The one room of Chila Kumari Singh Burman’s exhibition at the Middlesbrough Institute of Modern Art was dominated by the spectacular My Valiant Queen Tuk Tuk (2017), a motor-rickshaw lavishly decorated with rhinestones and collaged imagery, from bejeweled eyes to paisley stickers, that reference Hindi comics and Pop Art in equal measure, introducing a portmanteau of the artist’s favored aesthetic. As the central work of this mid-career survey, featuring Burman’s works from the 1970s to present, the tuk tuk stands in for her father’s ice cream van—the Punjabi family’s business after they emigrated in the 1950s to the predominantly white, Catholic, working-class Liverpool. A photograph of the Burman Ice Cream van from the 1970s, with its incongruous, roof-mounted tiger figure attracting a crowd, can be seen among several prints hanging beside the tuk tuk. There is a celebratory nostalgia about this snapshot, Dad on Ship Coming to Britain, Three Queens, and Our Ice Cream Van (1995), though overlaid with the portrait of Queen Elizabeth II, the work becomes about dislocation, sovereignty and subjugation.

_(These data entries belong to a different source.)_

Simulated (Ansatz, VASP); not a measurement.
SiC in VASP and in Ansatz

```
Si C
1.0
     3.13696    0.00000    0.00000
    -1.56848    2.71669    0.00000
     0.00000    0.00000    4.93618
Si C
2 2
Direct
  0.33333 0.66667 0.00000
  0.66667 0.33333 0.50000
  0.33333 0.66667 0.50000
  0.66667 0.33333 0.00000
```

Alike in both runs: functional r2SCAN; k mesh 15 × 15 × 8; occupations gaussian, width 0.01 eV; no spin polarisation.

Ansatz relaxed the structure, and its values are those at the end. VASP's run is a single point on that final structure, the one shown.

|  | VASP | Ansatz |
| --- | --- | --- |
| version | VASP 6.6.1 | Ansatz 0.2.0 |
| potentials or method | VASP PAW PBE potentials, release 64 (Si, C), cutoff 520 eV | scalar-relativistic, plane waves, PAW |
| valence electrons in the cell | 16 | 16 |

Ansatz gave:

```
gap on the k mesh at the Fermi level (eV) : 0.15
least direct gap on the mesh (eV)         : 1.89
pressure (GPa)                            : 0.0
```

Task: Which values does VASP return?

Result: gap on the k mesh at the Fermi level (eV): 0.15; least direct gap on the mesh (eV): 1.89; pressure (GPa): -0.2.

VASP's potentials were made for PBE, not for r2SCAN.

There were stark reminders of how the race, gender and class barriers the Burman family encountered formed the political dynamism of her work. In the lithographic print Shots – Peace and Love, Brothers, Sisters, and Little Children (1982), a man sits amid a post-industrial wasteland, flanked by a young Afro-Caribbean mother anxiously clutching her child and a girl smoking defiantly at the camera. The imagery evokes a variety of associations from social documentary photographs by Dorothea Lange and Tish Murtha to the films of Mai Zetterling. Thirty-seven years later, the scenes of austerity, alienated youth and the destruction of working-class communities in Shots remain a pertinent portrait of contemporary Britain. Similarly powerful is Burman’s Convenience Not Love (1986–87), which now appears prescient of Brexit; the mixed-media-on-paper work features the old, British, navy blue passport, the restoration of which became a totem for the Leave campaign. The adjacent caricature of Margaret Thatcher as the jingoistic John Bull, spouting anti-migrant, populist sentiments via speech balloon, connects Burman to the English satirical tradition of Hogarth while revealing the symmetry between the divisive racist politics of the 1980s and the current political crisis in the United Kingdom. Burman’s approach to political art reflects her understanding of how contemporary British visual culture remains invested in the legacy of Empire, and shows how regressive definitions of identity have gone unchallenged in post-colonial Britain.
The display included video interviews with Burman, and her personal archive of photographs, Indian comic books and exhibition ephemera that establish the importance of fusing her South Asian heritage with her current working environment in her practice. In defiance of marginalization in the predominantly white British art establishment, as in society at large, Burman’s self portraits present humorous narratives of minority empowerment that anticipate the work of Jasleen Kaur and Hetain Patel. The inkjet print Body Weapons (1992, remade circa 2012) portrays Burman as a punk rocker wearing a two-tone dress, while Shotokan – All You Need Is Love (1993, remade 2016) is a sequence of images depicting the artist as an “Asian Warrior Queen” striking martial arts poses in front of a community mural project that the artist was working on at the time. The large Autoportrait – Fly Girl Reaching Heights (1993) provides a dynamic compendium of self-portraits, prolifically repeated and manipulated by the artist, a manifesto for the artist’s struggle to bring her own identity into the public sphere of the gallery space.
One of the earliest pieces on view, Self Portrait in Sugar (1979)—made while Burman was still a student at London’s Slade School of Fine Art—encapsulates the artist’s enduring fascination with raw feminine power. Created by pressing her own body onto the print plate, it is still unsettlingly immediate and intimate. This vibrant celebration of the body is borne through to the most recent collages in the show, grouped together under the heading “Bindi Girls,” which explore contemporary female Hindu identity through subverting archetypes of the South Asian divine feminine. For instance, the subject of Parvati – Hindu Goddess (2017) more closely resembles a psychedelic rock star than a deity. A poignant work is Pestle (2006), of a young woman licking an ice lolly while eyeing a 99 Flake—treats that Burman used to sell as a teenager from her father’s van.
Chila Kumari Singh Burman’s “Tales of Valiant Queens” is on view at the Middlesbrough Institute of Modern Art until February 3, 2019.